From the Finnish national resolution authority’s viewpoint, the BRRD offers us strong yet flexible tools to prepare for crisis management in our local banking market. Thanks to the Banking Union (BU), the SRB provides us with skilled professionals and financial firepower to deal with possible failures of our national and Nordic champions.

We also have a financially strong national deposit guarantee fund and a deposit guarantee scheme which is operationally capable for the seven working day payout. Yet there is always room for improvement, so the question remains, how would we – based on our six-year experience – tune up the regime for the resolution and deposit guarantee systems at the EU level?

A more integrated system adds value

The Finnish resolution authority also acts as the national deposit guarantee authority. So, we can easily look at the crisis management of a failing bank from both perspectives. The tools provided by the resolution and deposit guarantee frameworks are seen as one group from which we choose the best tools for each case.  

However, the legal triggers for using the two frameworks and the related funds differ, which results in overlap on one hand and gaps on the other. This can lead to situations in which it is not possible to use the most appropriate and effective tools. Depositors and financial stability could be protected more effectively if, based on a coherent framework, one authority is made responsible for the measures to be taken on a bank that is failing or likely to fail, irrespective of whether that means reimbursing or transferring deposits or continuing the banks operations in some form, based on a public interest assessment.  

We view that the effective use of such a regime would require that the same authority could also use a single fund for crisis management. The division, for historic reasons, of banks' contributions to the deposit guarantee fund and the Single Resolution Fund (SRF) should therefore be removed. We should move to using one credible fund that would cover all the crisis management measures of banks that are failing or likely to fail. Following the same logic, if and when EDIS is implemented, it should merge with the SRF to form a single fund. The combined fund would benefit from synergies and it might even bring down the financial burden for the banking sector.

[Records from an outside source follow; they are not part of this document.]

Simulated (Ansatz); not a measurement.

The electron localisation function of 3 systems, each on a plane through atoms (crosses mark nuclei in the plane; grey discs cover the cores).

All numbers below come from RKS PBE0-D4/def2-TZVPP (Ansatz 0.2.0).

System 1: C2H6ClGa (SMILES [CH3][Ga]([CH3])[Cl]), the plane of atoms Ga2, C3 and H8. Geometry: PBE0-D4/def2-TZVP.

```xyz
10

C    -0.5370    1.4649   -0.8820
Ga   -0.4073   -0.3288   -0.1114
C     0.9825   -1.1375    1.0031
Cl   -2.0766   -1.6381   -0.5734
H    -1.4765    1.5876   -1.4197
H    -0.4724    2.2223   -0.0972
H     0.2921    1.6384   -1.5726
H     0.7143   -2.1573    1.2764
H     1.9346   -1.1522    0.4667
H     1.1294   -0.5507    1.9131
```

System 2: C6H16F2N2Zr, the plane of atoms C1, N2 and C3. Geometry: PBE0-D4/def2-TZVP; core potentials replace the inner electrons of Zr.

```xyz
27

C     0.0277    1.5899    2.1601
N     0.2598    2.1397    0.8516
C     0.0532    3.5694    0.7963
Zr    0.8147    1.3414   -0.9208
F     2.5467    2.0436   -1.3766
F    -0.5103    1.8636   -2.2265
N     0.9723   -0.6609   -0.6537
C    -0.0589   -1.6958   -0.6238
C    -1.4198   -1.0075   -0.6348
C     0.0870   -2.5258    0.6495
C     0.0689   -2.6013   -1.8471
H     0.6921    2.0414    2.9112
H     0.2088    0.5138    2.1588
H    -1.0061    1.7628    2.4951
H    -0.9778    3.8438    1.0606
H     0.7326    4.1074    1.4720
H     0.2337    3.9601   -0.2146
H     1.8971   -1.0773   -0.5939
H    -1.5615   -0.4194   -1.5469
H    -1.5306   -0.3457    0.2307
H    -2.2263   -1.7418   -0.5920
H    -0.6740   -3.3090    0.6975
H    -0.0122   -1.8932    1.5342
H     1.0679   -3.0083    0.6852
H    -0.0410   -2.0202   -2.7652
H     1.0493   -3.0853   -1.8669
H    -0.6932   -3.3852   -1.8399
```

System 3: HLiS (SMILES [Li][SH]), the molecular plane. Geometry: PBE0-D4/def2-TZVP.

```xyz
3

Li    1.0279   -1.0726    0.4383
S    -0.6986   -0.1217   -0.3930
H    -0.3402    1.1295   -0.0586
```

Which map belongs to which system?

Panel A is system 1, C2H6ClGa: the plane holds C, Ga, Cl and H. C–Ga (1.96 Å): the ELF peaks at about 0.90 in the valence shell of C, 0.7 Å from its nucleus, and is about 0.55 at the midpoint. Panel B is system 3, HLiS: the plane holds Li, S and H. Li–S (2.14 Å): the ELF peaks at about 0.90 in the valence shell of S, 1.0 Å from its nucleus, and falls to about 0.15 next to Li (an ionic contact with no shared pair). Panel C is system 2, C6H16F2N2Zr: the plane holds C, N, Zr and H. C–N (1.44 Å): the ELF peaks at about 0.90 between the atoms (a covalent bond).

More flexibility increases the credibility of operationalisation 

Whereas the MREL regime is already established and improving resolvability in the BU, the operationalisation of transfer tools is far from complete. While the bail-in tool may be suitable for some less significant banks, for many a transfer strategy would be a more realistic option. This remaining need to operationalise transfer tools already provided for under the European framework leads to less significant banks across the Member States being treated differently by national resolution authorities (NRAs) and national DGSs.

This important work on transfer tools recently started in several fora. From the Finnish point of view, this work should be completed and put into operation to make transfer tools genuinely available for the resolution of smaller banks.

Flexibility is also needed in the deposit guarantee regime. Digitalisation and fintech are reshaping business models and banks can provide services remotely across borders without establishing branches. While increasing the options available for depositors, such passporting services seriously challenge the current cooperation framework for cross-border payouts between DGSs that make the seven working day payout possible also for foreign depositors. A mandate for the passporting-host DGS, a relevant cooperation framework and a uniform payout instruction changing system should be established in cases where a certain amount of passporting depositors is exceeded, to ensure that the DGSs can still respect the seven working day payout deadline. Larger or more complicated cases should be handled via resolution.

The deposit guarantee regime also needs to consider the new products and players emerging in the market. Customers may be puzzled as to whether an upcoming institution is or is not a deposit bank (i.e. banks within the scope of the national DGS) and whether a new product is or is not a deposit, let alone if it is somehow protected. Furthermore, the services of new players, such as deposit brokers, can lead to large and rapid movements of deposits. Against this background, the concepts “deposit”, “account” and “depositor” should be clarified.

More cooperation is a necessity  

Cooperation is at the heart of the BU. Working within and for the Union, we have been able to learn a lot from our colleagues at the SRB and at other NRAs and DGSs. For Finland, the Single Resolution Mechanism has turned out to be a notable venture boosting our crisis capabilities, preparedness and deepened cooperation between authorities and banks. At the same time, we should not forget that we can also learn from those outside the BU.  

Working within the Nordic context has brought us new insights on the ways of operating outside of the BU framework. While in the BU, rules are common for all, for cross-border banks cooperation and information sharing with non-BU authorities remains highly complex. Therefore, active participation in the colleges of Nordic banks and crisis preparedness work at the Nordic Baltic level is, for us, the only way of ensuring an efficient cross-border crisis management. This Nordic Baltic collaboration has been made concrete through recommendations and guidelines for sharing information between authorities cross-border.

We see an urgent need also inside the BU for prioritising the development of systems for secure and efficient data exchange, communication and collaboration between banks and authorities, as well as between authorities.

To sum up, tuning up the current regime would ideally mean introducing an integrated resolution and deposit guarantee system, taking care of operational capabilities of authorities and, above all, investing in cooperation and technical info-sharing issues as much as possible.

Remarkable progress has been made in six years. There is no reason to believe that fixing the shortfalls would be too great a challenge to overcome but, of course, some changes require a lot of courage and, most of all, a common will to look forward.